Phishing simulations combined with structured awareness campaigns are a required, evidence-able control under the Compliance Framework's Essential Cybersecurity Controls (ECC – 2 : 2024) Control 1-10-1; this post gives a practical, small-business-focused playbook for designing, running, measuring and documenting those programs so you meet the control and reduce real-world risk.
Why this control matters and the risk of non‑implementation
Control 1-10-1 seeks proof that an organization actively tests its human layer through simulated phishing and follows up with education. Without a consistent simulation-and-awareness program you increase the likelihood of credential compromise, business email compromise (BEC), ransomware initiation and regulatory exposure; for a small business a single successful phishing attack can cause months of downtime, lost client trust and significant financial loss. From a compliance perspective, lack of documented campaigns, results and remediation actions can lead to audit findings, contract penalties or insurance claim denials.
Designing a compliant simulation and awareness program (practical steps)
Start by documenting the program in a formal policy or control procedure that maps to the Compliance Framework. Required elements: goals (reduce phish-prone rate by X%), scope (which users/groups), cadence (monthly/quarterly), acceptable scenarios, data handling, escalation paths and retention period for evidence. Assign roles — owner (usually security lead or CISO), campaign operator (IT/security analyst), HR/legal reviewer, and data custodian. Record approvals in change control or configuration management so auditors can see governance.
Scoping and segmentation
Segment users into buckets: executives, finance, IT, sales, contractors and general staff. Small businesses can start with three segments (executive, high-risk functions, general) to keep campaigns manageable. Create a baseline campaign to measure initial phish-prone percentage per segment (use a simple credential-less template or a “click + awareness page” flow). Document segmentation rationale and any exclusions (e.g., third-party vendors on separate domains) to satisfy Compliance Framework requirements on scope and justification.
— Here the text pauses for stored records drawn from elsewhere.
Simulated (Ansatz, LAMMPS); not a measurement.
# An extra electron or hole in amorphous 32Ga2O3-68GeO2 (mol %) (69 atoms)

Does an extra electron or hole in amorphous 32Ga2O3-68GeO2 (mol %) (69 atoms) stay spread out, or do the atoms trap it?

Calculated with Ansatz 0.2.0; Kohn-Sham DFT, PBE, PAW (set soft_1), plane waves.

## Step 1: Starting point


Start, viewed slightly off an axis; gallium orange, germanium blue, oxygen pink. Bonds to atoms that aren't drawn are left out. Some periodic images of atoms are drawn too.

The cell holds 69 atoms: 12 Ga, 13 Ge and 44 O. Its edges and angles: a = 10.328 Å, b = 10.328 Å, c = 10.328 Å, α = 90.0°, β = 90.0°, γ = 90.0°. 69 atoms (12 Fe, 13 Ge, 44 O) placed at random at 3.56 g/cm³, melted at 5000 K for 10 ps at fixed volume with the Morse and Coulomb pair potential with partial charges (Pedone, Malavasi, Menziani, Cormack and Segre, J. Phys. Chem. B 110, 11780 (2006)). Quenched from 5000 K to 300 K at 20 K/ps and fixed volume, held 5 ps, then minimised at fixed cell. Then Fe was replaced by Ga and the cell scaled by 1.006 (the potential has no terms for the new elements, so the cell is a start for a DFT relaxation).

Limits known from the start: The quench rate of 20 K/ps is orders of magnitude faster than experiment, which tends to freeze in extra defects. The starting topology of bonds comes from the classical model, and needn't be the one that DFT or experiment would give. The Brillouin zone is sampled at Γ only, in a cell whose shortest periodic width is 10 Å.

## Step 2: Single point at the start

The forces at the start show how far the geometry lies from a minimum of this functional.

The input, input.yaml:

Technical implementation details and tooling
Pick a tool that supports evidence export and integrates with your email environment: commercial options (KnowBe4, Proofpoint, Cofense, Mimecast) and open-source (GoPhish) are acceptable if you can produce logs and attachments. Technical setup: provision a dedicated sending domain/subdomain (phish.example.com), publish SPF/DKIM records for that domain, and allowlist the sending IP in your outbound filter to avoid being blocked by your own gateway. Configure landing pages to never capture plain-text credentials; instead show an awareness page and log only metadata (user, timestamp, campaign id, IP). For Microsoft 365 customers, consider using Attack Simulator (part of E5) for integrated telemetry into Defender and Audit logs.
Integration with other controls
Ensure your simulation platform's events feed into your SIEM/Log management (or ticketing system) so clicks and reports are traceable. Automate just-in-time training: when a user clicks, create a ticket assigned to the user with a 15–30 minute micro-lesson and require completion within a set window; retain training completion evidence (certificate or LMS record). For repeated offenders, trigger escalation to manager review or HR per the documented policy. Keep all evidence (campaign definitions, emails sent, click logs, remediation actions) for the retention period defined in the Compliance Framework.
Campaign planning, example scenarios and small-business use cases
Start simple: 1) credential-themed email claiming suspicious login; 2) invoice/finance request to finance group; 3) HR update to all staff. For a small business of 25–100 employees, run a baseline campaign, then two targeted campaigns and one company-wide awareness month per quarter. Example: baseline shows 27% phish-prone for general staff; run focused finance scenario for finance group, reduce finance phish-prone from 40% to 12% after 90 days with follow-up microtraining. Document each campaign’s objective, template, recipient list, time window, and results in a compliance evidence binder (spreadsheet + exported logs + screenshots).
Metrics, KPIs and compliance evidence
Key metrics to collect and store: click-through rate (CTR), report rate (users who used “Report Phish”), time-to-report median, training completion rate within SLA, phish-prone percentage by cohort, and repeat-offender list. Set realistic targets (example roadmap: reduce overall phish-prone rate to <15% in 3 months, <7% in 12 months). For auditors, export raw campaign logs, email content, landing page snapshot, and training completion records; include an executive summary and risk acceptance statements for any residual high-risk user groups.
Compliance tips and best practices
Tips: 1) Obtain legal and HR sign-off upfront and document their approval; 2) Avoid collecting sensitive personal data in simulation logs and protect logs with encryption and limited access; 3) Notify employees generally (policy statement) that simulations occur without revealing timing or specifics; 4) Use ethical templates that test behavior without embarrassing individuals; 5) Retain anonymized executive-level reporting for leadership and detailed logs only for auditors and program owners; 6) If you must reset credentials when a user enters a real password, define that procedure in incident response workflow and record the action.
In summary, meeting ECC Control 1-10-1 requires a documented, repeatable program that combines realistic phishing simulations with measurable awareness and remediation workflows; small businesses can implement this with pragmatic segmentation, low-cost tooling, clear governance, and consistent evidence collection to both reduce phishing risk and pass compliance audits.